So, I pick the girls up from school today, and the oldest still has her book with her. "Why didn't you get the next book today?" I ask. "Because I didn't get to practice this one!" she says. Now I am a little mad. I called and talked to the kids on Sunday afternoon and asked if she had read it and she said no, but at least it is in her mind now to do that. Apparently there was no time for him to sit with her and read about 6 pages that had about 4 words on each page. I just do not get it.

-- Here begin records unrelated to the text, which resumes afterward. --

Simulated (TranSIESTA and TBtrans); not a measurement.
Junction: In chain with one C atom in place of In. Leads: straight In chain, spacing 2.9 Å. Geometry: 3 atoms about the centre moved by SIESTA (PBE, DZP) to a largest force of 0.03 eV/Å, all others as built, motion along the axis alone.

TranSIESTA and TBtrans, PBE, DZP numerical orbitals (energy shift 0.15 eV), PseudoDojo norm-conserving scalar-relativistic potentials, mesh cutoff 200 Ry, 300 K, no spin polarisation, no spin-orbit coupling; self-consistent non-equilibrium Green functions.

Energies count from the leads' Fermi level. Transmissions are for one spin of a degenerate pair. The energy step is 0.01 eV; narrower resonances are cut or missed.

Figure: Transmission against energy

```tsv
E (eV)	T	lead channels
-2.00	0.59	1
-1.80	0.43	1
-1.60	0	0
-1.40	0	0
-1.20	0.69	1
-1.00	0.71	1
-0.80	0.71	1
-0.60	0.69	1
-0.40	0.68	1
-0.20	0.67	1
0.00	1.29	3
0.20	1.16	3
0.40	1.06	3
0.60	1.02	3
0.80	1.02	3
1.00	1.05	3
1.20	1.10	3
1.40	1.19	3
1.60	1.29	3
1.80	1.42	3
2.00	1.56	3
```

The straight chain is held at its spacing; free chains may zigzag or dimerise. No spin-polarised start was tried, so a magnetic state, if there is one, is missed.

Everytime we get into a discussion, I usually end up with something from his wife telling me what a great dad he is and that they have family time and this and that. Of course I do not believe anything she says now, and have not believed much that he has said long before I divorced him. It was a little book how hard is it to sit down with your daughter and go over it. She just started these when he was in Vegas, you would think he would have a little interest in her. May be it is just me, maybe I am looking about this all wrong. I know I can not make him a great father, and that is probably part of the issue here.

Friday, January 20, 2006

A better week?!?

I will have to admit this week has been some what better than last week. It probably has to do with the fact that I know my former spouse is out of the state, so I do not have to wonder if he is going to call and say that he is going to pick up from school today because he is in town and has time on his hands, so why not spend it with his kids (rarely happens anyways).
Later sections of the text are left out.